Advertisement

China Revives Old Ways to Curb Students

Share
Times Staff Writer

In the past few weeks, Chinese propaganda organs have pressed harder and harder the theme that university students should begin to work in some of China’s poorer areas in order to acquire practical experience in life.

“During the winter vacation, many students will be going to factories and the countryside under the organization of their schools,” the Guangming Daily, the official Communist Party newspaper for intellectuals, said last week.

An official of the Communist Youth League, delivering an address on radio, spoke of the value of students working in “construction teams or battalions.”

Advertisement

For Chinese students, the articles about the importance of acquiring “practical experience” serve as a chilling reminder of the time, during the Cultural Revolution of 1966-76, when millions of young people were required to work in the countryside for years at a time.

Articles about the countryside are just one of the techniques Chinese authorities are using to halt student demonstrations. Propaganda, personal ties, appeals to Confucian values and threats of police action have all been used.

The regime has made it increasingly clear that it will use force if necessary. It has warned that the student unrest is being instigated by “class enemies.” This language would clearly be used to justify mass arrests or imprisonment if the demonstrations continue.

Student demonstrations during the last several weeks climaxed months of discussion of the need for more democracy and liberalization in China, and for checks on the power of the Communist Party. Party conservatives seized upon the growing signs of dissent and protests in the streets to launch the regime on a campaign against “bourgeois liberalization” and “total Westernization in China.”

China’s swing back toward political orthodoxy culminated Friday in the replacement of Hu Yaobang as general secretary of the ruling Communist Party. Hu, identified with those favoring liberalization, admitted his “mistakes on major issues of political principles,” and resigned. He was succeeded by Premier Zhao Ziyang, who was named acting general secretary of the party.

The political struggle that led to last week’s shift in leaders had been evident in recent restrictions.

Advertisement

Campus Visits Curbed

For the past 10 days, visitors to many universities have been barred from entering unless they could show that they have a friend inside or some other special reason for going in.

On Jan. 8, the anniversary of the death of Premier Chou En-lai and a day of special political sensitivity in China, the police cordoned off Tian An Men Square in the heart of Peking to prevent any new pro-democracy demonstrations. Visitors were allowed to walk up to the Monument to the People’s Heroes in the square only in groups of 20, and plainclothes police photographed the few who did so.

In general, however, the regime has been trying to avoid the use of force and has been concentrating on other methods to keep the students out of the streets. One of the most effective has been to enlist the help of students’ families.

A Western teacher at a university in Peking recently discovered that virtually all the students in his classroom had something in common.

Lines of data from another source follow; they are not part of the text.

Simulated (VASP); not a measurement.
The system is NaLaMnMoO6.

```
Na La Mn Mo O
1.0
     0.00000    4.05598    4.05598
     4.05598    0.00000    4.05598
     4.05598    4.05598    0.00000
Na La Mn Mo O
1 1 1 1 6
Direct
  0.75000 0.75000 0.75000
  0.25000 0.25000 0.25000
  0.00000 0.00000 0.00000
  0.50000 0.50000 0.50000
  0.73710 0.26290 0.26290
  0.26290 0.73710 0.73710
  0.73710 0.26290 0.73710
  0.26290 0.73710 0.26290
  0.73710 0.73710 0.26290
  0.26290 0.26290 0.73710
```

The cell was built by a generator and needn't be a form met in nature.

“Within the last couple of weeks,” he said, “the ones from out of town have all gotten letters from their parents back home, telling them not to take part in any more student demonstrations. And the students who live in Peking have gotten visits or phone calls from mom and dad, telling them the same thing.”

Also Used on Taiwan

Appealing to filial piety in an effort to head off student dissent is not a technique new or unique to the Communist regime. It is a well-tested method that has been used by Chinese leaders in many different settings.

Advertisement

Last fall when a “free speech” movement sparked brief unrest at National Taiwan University in Taipei, student activists there reported that Taiwan’s Nationalist regime used the same method. Students taking part in demonstrations got unexpected visits from their parents, who urged the youngsters to stay out of trouble.

Another method being employed in China to stop the pro-democracy demonstrations has been to isolate students from the press. China’s party-controlled press has generally avoided sending reporters to cover demonstrations and has relied on accounts provided by Chinese officials.

Meanwhile, Chinese authorities have begun to take measures to restrict foreign press coverage. Film has been taken away from some foreign news photographers and television cameramen. After a demonstration at Peking University in early January, official Chinese newspapers asserted that students were being urged on by foreign correspondents--thus effectively warning students that they might be in trouble if they talk too much to foreign journalists.

Wary of Foreign Contacts

Chinese intellectuals, who are themselves being accused by the regime of encouraging the student demonstrations, have begun to be much more wary about contacts with foreigners. Last weekend, at least two foreign correspondents in Peking saw plans for dinner with Chinese friends canceled on a few hours’ notice. In one instance, the Chinese host said a recent illness forced the sudden postponement. In the other, the Chinese friend said bluntly, “I think it is not a good time for us to meet.”

But the thrust of the regime’s effort has been in the field of propaganda. Official newspapers and radio and television stations have devoted an extraordinary amount of space and time to the students.

Workers, peasants and scholars have appeared on Chinese television news shows to say that they disagree with the student demonstrations and that the protests disturb China’s “stability and unity.”

Advertisement

Some workers and other ordinary Chinese have said privately that they sympathize with the student protests. In a few instances, these sympathizers say they agree with the students’ demands for more democracy in China. More often, they say the student demonstrations reflect their discontent over rising prices.

But those who agree with the student demonstrations are not shown on television or quoted in the newspapers.

Media Hammer Theme

With increasing regularity, the news media hammer home the theme that students and intellectuals are lost in their ivory towers and isolated from the rest of Chinese society.

“In life today there is still the phenomenon of believing only in books,” said a commentary this month in the newspaper Economic Daily. “This needs attention. Some of our comrades, after reading some foreign books on economic theory, don’t put it together with the reality of China.”

The commentary recommended that students and intellectuals continue to read books, but particularly those that “scientifically reflect objective laws. . . . Thus Marxist books can be believed. . . . Not only should they be read, they must be read carefully and understood.”

The lunar new year begins Jan. 29, and this is a time when all Chinese, including university students, like to go home, to relax and spend time with their families and friends.

Advertisement

But China’s propaganda organs are beginning to report that this year students will be encouraged to spend at least some of the holidays working in the countryside or in factories.

Visits for Peking Students

“Middle and high institutions of learning in Zhejiang province must conscientiously plan activities for students during winter break to experience social practice,” one newspaper said last week. “They should develop all kinds of . . . activities to show college students the big changes reforms have brought to the cities and countryside.”

The authorities have made arrangements for students at universities in Peking to “move into the homes of peasants” on the outskirts of the city for at least a part of the winter break.

On Thursday, the People’s Daily, China’s leading newspaper, reported that the chapter of the Communist Youth League at Peking University, one of the main centers of student dissent, has organized a “winter of ’87 trip” that will take students into remote villages for a part of their vacations.